I know a fellow, who took a lot of silver out of a certain old town park, back during the "silver rush" days of the early 1980s. When he was all done cherry picking out a certain productive zone, he figured that .... "certainly there must be some gold rings and old nickels in this area, that I must be missing because I've cranked up the disc". So he set about to do this experiment: He gridded off an entire area, that had given him the most old silver coins, and set about to dig every single signal, no matter how long it took him (I forget if that included iron too, or not). Over the course of a long time, go to this gridded zone a time or two per week, and proceeded to load up his apron full of junk each time. He took careful notes in a log, of every single thing, the depth, the trajectory, the angle, etc... because he was going to do a statistical study to see if he could use ring programs, depth odds, etc....

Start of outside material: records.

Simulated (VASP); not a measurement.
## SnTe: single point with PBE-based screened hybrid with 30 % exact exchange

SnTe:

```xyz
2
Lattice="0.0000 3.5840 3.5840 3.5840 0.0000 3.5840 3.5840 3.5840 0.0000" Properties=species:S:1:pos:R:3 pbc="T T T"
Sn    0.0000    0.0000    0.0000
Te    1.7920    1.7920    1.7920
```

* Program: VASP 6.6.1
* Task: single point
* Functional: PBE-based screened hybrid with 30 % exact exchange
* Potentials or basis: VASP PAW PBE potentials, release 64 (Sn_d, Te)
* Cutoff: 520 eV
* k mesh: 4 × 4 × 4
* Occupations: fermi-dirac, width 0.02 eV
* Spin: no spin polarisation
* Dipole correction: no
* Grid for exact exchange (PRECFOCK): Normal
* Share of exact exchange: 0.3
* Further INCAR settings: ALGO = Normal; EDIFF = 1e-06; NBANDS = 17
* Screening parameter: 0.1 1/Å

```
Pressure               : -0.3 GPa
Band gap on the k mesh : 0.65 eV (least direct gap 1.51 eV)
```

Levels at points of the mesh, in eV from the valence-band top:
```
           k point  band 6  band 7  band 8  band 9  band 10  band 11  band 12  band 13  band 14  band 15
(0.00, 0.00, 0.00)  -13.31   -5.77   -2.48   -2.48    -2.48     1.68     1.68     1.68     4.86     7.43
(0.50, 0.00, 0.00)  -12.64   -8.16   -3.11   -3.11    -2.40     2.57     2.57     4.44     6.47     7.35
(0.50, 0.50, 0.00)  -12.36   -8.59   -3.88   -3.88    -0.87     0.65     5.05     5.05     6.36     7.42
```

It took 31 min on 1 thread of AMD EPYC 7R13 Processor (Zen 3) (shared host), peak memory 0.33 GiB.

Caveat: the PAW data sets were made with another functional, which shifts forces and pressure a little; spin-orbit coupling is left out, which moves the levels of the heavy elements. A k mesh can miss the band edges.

An interesting phenomenom occured: He did indeed get some gold rings, and a few worthless buffalos and V's from the area. But he noticed, by slow meticulous recovery of the gold rings he would find, that ......... if they had a
crown on them (ie.: one end heavier than the other), they would invariably be tilted slightly in favor of the heavier end! The amount of the tilt seemed dependant on the un-even-ness of the weight/crown. Only flat bands (primarily men's rings, as we know) were lying remotely flat.
This was a test done in un-disturbed turf, but you can see that something like furroughed fields, or gopher ridden cow-pastures, are going to be worse still.
Thus, when you add in the factor of items that are not lying perfectly flat (especially rings with crows, which is why we'd want this to begin with... to see ... eh?) you can see that this shape-seeing technology is not going to help us much. It's going to be faster just to dig the item up .... AND LOOK AT IT!